During the last couple of months I’ve been working on a project for Uppsala University. The project’s goal is to improve the findability on the university web site. The solution that we are working on is based on Apache Nutch 1.1 in conjunction with Apache Solr 1.4. Nutch provides us with a robust web crawler that scales very well and also gives us a page rank for each page that we can use for relevance tuning. Besides the web information crawled by Nutch, the search application will also be used to search people and organizational information that we index from another source. I thought that I would share some details on how we are using Nutch.

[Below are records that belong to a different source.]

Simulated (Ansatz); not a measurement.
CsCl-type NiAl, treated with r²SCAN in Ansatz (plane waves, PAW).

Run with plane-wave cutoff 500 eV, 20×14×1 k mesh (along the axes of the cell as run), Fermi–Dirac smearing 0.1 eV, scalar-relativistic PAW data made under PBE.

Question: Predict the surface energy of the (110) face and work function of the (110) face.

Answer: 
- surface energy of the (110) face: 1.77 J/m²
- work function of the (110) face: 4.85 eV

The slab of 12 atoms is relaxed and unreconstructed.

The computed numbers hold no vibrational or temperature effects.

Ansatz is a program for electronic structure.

We have made two extensions to Nutch, one is a parser plug-in that can run Open Pipeline embedded in it. This was an important extension in order to get better control of the information that we index to Solr and also to be able to reuse our different Open Pipeline components. The main stages of the pipeline are the following:
- Extract the encoding of a web page
- Extract all links from a web page
- Extract all headings (hx) from a web page
- Remove all tags that don’t contain complete sentences on a web page
- Extract text and metadata from different types of documents with Tika
- Do some metadata mapping and cleaning
- Populate facets according to metadata and/or URL
- Do static URL ranking
- Replace certain common titles with the largest heading of the web page
The other extension we made to Nutch is an indexing filter that makes sure all our metadata fields are indexed to Solr.
So far so good. The fetching, parsing and indexing works well now and currently our largest challenge is tuning all the different relevance parameters we have, as well as harmonizing the relevance of web information to that of people and organizational information. I will have to get back to you on how that went!